Evolutionary Database Design
Andre Mermegas writes "Check out this article by everybody's favorite object mentor Martin Fowler on database design. Be sure to take a peek at his wonderful books as well."
← Back to Stories (view on slashdot.org)
I think it's nice that people are starting to get interested in relational databases again. They really are the backbone of information systems in business, despite what the industry rags will have you believe.
The "hype" of object-oriented and XML-driven "databases", although aesthetically prettier, have adverse effects on performance and design. Programmers get lazy, applications become sloppy and performance goes into the toilet.
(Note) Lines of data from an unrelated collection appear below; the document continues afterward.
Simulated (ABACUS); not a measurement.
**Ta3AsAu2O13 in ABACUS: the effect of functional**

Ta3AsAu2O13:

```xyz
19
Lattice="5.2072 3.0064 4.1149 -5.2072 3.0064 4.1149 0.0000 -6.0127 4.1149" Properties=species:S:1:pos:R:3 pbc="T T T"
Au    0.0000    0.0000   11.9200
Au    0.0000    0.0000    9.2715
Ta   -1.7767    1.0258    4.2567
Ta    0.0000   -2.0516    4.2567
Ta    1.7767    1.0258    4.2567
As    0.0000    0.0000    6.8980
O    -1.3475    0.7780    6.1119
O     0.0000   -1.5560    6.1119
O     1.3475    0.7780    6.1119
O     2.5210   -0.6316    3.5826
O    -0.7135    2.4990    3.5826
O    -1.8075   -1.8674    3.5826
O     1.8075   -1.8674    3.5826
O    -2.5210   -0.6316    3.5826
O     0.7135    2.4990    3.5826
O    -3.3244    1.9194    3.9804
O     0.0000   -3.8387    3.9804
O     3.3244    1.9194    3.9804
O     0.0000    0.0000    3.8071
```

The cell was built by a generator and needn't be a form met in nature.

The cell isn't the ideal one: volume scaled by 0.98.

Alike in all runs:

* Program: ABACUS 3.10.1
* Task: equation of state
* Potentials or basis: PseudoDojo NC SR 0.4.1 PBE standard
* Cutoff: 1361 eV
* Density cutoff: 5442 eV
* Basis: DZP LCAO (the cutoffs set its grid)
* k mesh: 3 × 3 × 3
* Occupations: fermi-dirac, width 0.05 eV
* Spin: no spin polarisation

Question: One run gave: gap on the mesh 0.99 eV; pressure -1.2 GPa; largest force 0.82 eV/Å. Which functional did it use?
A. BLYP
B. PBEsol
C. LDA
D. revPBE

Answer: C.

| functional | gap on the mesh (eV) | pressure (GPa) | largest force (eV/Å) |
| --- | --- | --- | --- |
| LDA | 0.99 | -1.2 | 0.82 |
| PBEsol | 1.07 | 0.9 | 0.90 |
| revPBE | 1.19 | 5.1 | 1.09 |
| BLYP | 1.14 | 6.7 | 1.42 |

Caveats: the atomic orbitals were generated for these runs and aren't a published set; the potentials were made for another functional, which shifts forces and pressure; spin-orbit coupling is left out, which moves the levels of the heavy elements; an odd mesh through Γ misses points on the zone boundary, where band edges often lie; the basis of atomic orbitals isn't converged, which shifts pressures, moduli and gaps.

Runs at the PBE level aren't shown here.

In the projects I've worked, I often find that the DBAs are older men or women and the developers are young. So the friction lies in the fact that the young-guns are doing .NET or Java or XML queing and so the DBA is really at a loss to help "the developer think of things he may have not thought about". Of course, on the table-design side, this maybe true. Secondly, due to the age-difference, "popping over the cube" is also difficult as the DBAs (being more mature shall I say) are less likely to be excited about a new paradigm.
Case in point, when I read in an Oracle PL/SQL book about Nested Tables, the light bulb in my head went off (or lit up, or whatever). Basically, these nested tables were objects with methods (code behind them), however, could be queried like tables. So, instead of selecting say a person's name, birthdate, and calculating an age, I could select name, birthdate, and age (the age column had code behind it automatically calculating the age). Now the beauty of this is for derived quantities that are only used once, but would be burdensome to store, this was a godsend. However, my DBA completely rejected this idea as too untried and new-fangeled.
This may sound very arrogant, but I think the developer should manage the DBA, often the DBA is a lone-wolf with too much power. Often the poor programmer has to submit changes with about as much hope they'll get done as one might have submitting universe changes to God Almighty.
"This isn't a study in computer science, its a study in human behavior"
A big issue with iterative development is that the QA folks will quickly fall behind and become very anxious. What's the solution to that? Either embrace the QA person to get closer to the real development environment, or if that is impossible, get a new QA person. That's the only way to succeed.
Sex - Find It
While I believe that 'Agile processes' are the best way to develop software, he appears to be advocating anarchy.
When you have a lot of people all making little changed everyone starts to loose sight of the Big picture and you run into a Too many cooks spoil the broth.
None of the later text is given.